7/10
A clever ensemble piece
4 November 2015
Warning: Spoilers
I saw 'Look At Me' when it was released which struck me as quite true to life with one lead character, a daughter, coming to terms that her difficult father will never change. Perhaps I should have seen 'The Taste of Others' first as it is the counter-point to Jaoui's follow-up as it is about a slow unwitting change.

After watching 'Taste/Others', I read reviews including a perceptive one by Roger Ebert, though I felt like Peter Bradshaw, that this film didn't leave as strong impression as I thought it would. It was interesting to read about Agnes Jaoui & Jean-Pierre Bacri's style, ensemble pieces with shifting story lines which make their films difficult to categorise after twenty minutes in. And 'The Taste of Others' is a film about individuals who cannot be easily categorised.

It is initially about Castella, an unsophisticated businessman who is drawn to Clara, an actress & part-time English teacher. She appears in Racine's 'Berenice', a play about a lover spurned because of Roman society's disapproval of her, echoing how her coterie of friends disapprove of Castella later. Her impassioned performance leaves Castella moved. This is a subtle film where scenes inform each other. Life imitates art. Later, we see that her performance is not that far off from her own disappointments in life – as a middle aged actress going nowhere – during a heartfelt confession to her friend Manie. Clearly, Castella possesses a much more sophisticated eye than we first realise in contrast to his sometimes rough manner.

The film then broadens out to become a variant on a theme, examining a number of relationships as a loose collection of characters are drawn together. Castella has a bodyguard, Franck, a former policeman with serious issues about trust (personal & professional) and his chauffeur, Bruno. The film becomes an intricate & deftly written ensemble piece as two apparently disparate, incompatible groups of characters, inhabiting very different social milieus (commerce v art, conventional v bohemian), come into contact, clash and eventually reach some kind of rapprochement.

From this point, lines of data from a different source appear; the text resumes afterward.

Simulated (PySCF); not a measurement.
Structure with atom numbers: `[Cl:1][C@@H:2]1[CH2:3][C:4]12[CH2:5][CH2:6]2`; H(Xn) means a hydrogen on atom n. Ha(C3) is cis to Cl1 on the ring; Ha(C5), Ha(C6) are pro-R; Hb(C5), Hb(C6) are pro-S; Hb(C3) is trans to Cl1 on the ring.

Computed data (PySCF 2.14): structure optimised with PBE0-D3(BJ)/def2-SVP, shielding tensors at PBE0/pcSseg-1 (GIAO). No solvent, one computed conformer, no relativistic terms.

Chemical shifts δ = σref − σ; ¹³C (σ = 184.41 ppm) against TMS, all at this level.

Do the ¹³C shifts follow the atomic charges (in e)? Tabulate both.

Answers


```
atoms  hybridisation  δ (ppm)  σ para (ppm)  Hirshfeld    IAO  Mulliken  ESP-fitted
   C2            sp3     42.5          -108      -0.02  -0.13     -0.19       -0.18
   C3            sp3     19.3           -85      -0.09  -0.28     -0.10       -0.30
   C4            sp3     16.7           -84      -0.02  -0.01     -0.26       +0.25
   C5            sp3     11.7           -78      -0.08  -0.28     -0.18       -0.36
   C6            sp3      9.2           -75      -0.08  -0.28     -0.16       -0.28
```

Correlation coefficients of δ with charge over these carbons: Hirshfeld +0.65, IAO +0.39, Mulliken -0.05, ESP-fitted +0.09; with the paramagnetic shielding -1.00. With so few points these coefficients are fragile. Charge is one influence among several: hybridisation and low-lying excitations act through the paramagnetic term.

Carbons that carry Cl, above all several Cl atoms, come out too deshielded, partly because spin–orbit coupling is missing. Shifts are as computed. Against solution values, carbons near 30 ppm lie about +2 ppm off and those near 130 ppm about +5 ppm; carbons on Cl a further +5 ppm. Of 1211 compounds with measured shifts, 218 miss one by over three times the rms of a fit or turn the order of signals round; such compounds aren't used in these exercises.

After a brief fling with Bruno, Manie & Franck become mutually attracted despite themselves, with Bruno more preoccupied with his girlfriend in the US. In a sense, you wonder if Franck's profession as a bodyguard is another comment on the story: he may offer physical protection but the film is about emotional vulnerability, how we are touched despite ourselves and dropping our emotional guards. And in the end, Franck doesn't manage to protect Castella on the one occasion he is needed.

The film is about unlikely romances and friendships (Castella & the gay arty bohemians Antoine & Benoit, his wife Angelique & her long suffering sister-in-law who offers her comfort, even background characters like Valerie, Clara's friend, with a bar-owner). Initially, Castella is drawn both to Clara and her bohemian world with comical results, his ignorance sent up by the cruel mockery of the arty set, but they, too, in a way are guilty of making assumptions by failing to see Castella's hidden depth & open-mindedness.

Clare maintains a wary distance of Castella after he makes a clumsy declaration of his feelings in English, but it is when the businessman resignedly accepts her apparent lack of interest, that Clara begins to realise her own feelings. I did feel that this could have been explored in more detail. For much of the film, she keeps him at arm's length and then towards the end desperately seeks his presence.

I have to admit that I didn't found the film uproariously funny as others. There are amusing moments such as when Manie tells a non-plussed Bruno that they once slept together; the scene where famous tragic playwrights are described as comedians or my personal favourite, the scene in the nightclub where Castella, Franck & Bruno all sit glumly together clearly wishing they could be somewhere else.

'The Taste of Others' deals with emotional themes with a light touch though there is a note of sadness at the end that falls short of tragedy. Franck has long regarded Bruno's attachment to his stuttering long-distance relationship as naïve but it is the bodyguard who ultimately cannot move on or take the leap of faith required when he goes back to Manie to seek a reconcilement. Bruno phlegmatically accepts, with a Gallic shrug of the shoulders, that such is life when his girlfriend ends their relationship.